The direct journey from Kericho to Eldoret through the Nandi Hills is one of the most varied and spectacular in the west, through countryside that is often far wilder than you’d expect, including bleak mountainous scrublands and jungle-packed ravines. Midway, you cross the Kano Plains and you may have to change transport at Chemelil, a major crossroads in the Nyando valley, down in the flat sugar lands. Beyond, the road zigzags northwards into high tea country again, the homeland of the Nandi, the fiercest early opponents of the British, and the haunt of a crypto-zoological mystery known as the Nandi bear. The only town of any size before Eldoret is Kapsabet, which has a couple of banks, a market, and a trio of reasonable lodgings, but nothing to warrant a stopover unless, again, you need to change matatus. If you’re driving, you might pause at the Kingwal swamp, north of Kapsabet (the road passes right through it), where more than sixty sitatunga antelope hang on in an unprotected wetland area.

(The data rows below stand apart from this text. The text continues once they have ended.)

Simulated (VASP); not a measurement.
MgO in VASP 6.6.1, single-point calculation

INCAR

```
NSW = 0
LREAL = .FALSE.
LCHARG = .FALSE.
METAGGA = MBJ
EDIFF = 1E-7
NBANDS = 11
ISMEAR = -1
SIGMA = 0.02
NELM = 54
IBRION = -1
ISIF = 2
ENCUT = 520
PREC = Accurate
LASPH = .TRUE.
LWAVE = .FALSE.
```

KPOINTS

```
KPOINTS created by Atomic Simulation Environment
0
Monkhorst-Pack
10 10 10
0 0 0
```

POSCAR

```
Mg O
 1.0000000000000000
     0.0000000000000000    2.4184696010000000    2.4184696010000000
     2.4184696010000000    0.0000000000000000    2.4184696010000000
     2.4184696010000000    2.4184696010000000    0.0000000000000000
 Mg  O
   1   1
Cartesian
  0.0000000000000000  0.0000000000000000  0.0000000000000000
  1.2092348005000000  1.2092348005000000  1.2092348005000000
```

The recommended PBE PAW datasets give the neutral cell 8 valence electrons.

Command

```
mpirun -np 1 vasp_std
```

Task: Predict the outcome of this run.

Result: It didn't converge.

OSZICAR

Although more bustling than Kericho, and somewhat healthier and pleasanter than Nakuru, ELDORET really has hardly anything to differentiate it from dozens of other highland centres, though as Kenya’s fifth-largest town, it’s a good deal bigger. The Uasin Gishu Plateau all around is reliably fertile cereal, vegetable and stock-raising country; wattle plantations provide the tannin for the town’s leather industry; the Raymond, Rivatex, Raiply and Ken-Knit textile factories provide employment; and Moi University has proved a shot in the arm for local schools. Eldoret’s prosperity is shown clearly enough by the windows of Eldoret Jewellers on the main road.
Though there are no sights as such to keep you here for very long, you may well find Eldoret a useful stopover, and it’s refreshingly unthreatening and friendly despite its size. The town’s affluence is reflected in a wide variety of places to stay, eat and drink, and enough nightlife to see you through an evening or two.